Regan said that after he granted Amnesty in 1985 that there would be no more laxity on this issue, that the borders would be properly policed, and illegal immigration would be curtailed. Well, I was never a fan of Regan when it came to many of his policies, but immigration was one he tried to get right (even if it really was only to introduce a new entry-level class of worker for corporations to exploit!).
 
mwalsh said:
But the Federal government is falling down horribly on it's responsibility to properly police our borders.

Can you really police the long borders ?

The best way to control immigration is to make it easy to hire needed labor from across the border. The current situation is unworkable.
 
evnow said:
On this I'm with the critics. This is a racist law.

I'm trying to understand both sides of this. It's my understanding that, by definition, 'illegal alien' means the person shouldn't be in the US. These people aren't allowed to be here or work here. Employers aren't supposed to hire them. Traffickers aren't supposed to transport them. If identified for any reason, they can and should be deported.

We pay a lot of money to staff the Department of Homeland Security, and paid plenty to maintain INS and the other federal organizations that were rolled-into DHS. Some of these folks are tasked specifically with managing visas and finding/deporting folks that aren't supposed to be in the country.
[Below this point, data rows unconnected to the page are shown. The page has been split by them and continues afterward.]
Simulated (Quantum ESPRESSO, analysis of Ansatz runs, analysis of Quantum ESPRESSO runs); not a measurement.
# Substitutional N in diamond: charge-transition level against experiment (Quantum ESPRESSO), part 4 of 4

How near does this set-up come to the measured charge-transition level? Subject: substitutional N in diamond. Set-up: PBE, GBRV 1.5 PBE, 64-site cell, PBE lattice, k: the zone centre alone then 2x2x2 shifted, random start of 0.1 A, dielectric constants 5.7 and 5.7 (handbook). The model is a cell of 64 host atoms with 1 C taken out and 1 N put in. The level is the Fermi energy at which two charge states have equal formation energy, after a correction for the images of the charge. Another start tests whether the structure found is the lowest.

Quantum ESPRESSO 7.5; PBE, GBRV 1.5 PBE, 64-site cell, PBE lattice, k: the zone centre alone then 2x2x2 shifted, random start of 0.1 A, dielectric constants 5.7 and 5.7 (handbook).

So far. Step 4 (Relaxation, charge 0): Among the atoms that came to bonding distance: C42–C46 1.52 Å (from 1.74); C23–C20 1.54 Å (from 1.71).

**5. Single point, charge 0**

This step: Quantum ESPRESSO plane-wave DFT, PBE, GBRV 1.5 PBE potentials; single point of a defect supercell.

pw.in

I lived in Europe for 7 years and crossed borders in airplanes, cars, trains, and subways before and after the Berlin wall fell. I had to have my papers with me for every border crossing or I wasn't allowed to cross, and had to have identification docs with me 24/7 even when not crossing a border. And I had to present the ID docs if/when stopped by law enforcement for any reason.

I lived in Tucson for a bit over 2 years and have been in San Antonio a bit over 8. Anyone that thinks that ANY police force has the time or manpower to pull-over anyone in Arizona that looks to be of Hispanic origin doesn't know how few cops are in the state. ;)

I get that folks have a fear of racial profiling, but is the 'fear-of' larger or smaller than reality?
 
AndyH said:
I get that folks have a fear of racial profiling, but is the 'fear-of' larger or smaller than reality?

If you have had the pleasure of getting racially profiled, reality is larger than fear. Otherwise it is lower.

I'll accept any immigration law that punishes employers as much as employees when they are undocumented. For eg. in the current AZ law, if the pulled over "suspicious looking" person turns out to be undocumented, what happens to the person/s who employed him ?

We are now using "illegals" essentially as slave labor. They make things cheap for us - whether it is houses or veggies. We want their labor but we want them to remain invisible to us. Decades from now people will look back at this period and say how could they have been so inhumane - just like we do when talking about slavery.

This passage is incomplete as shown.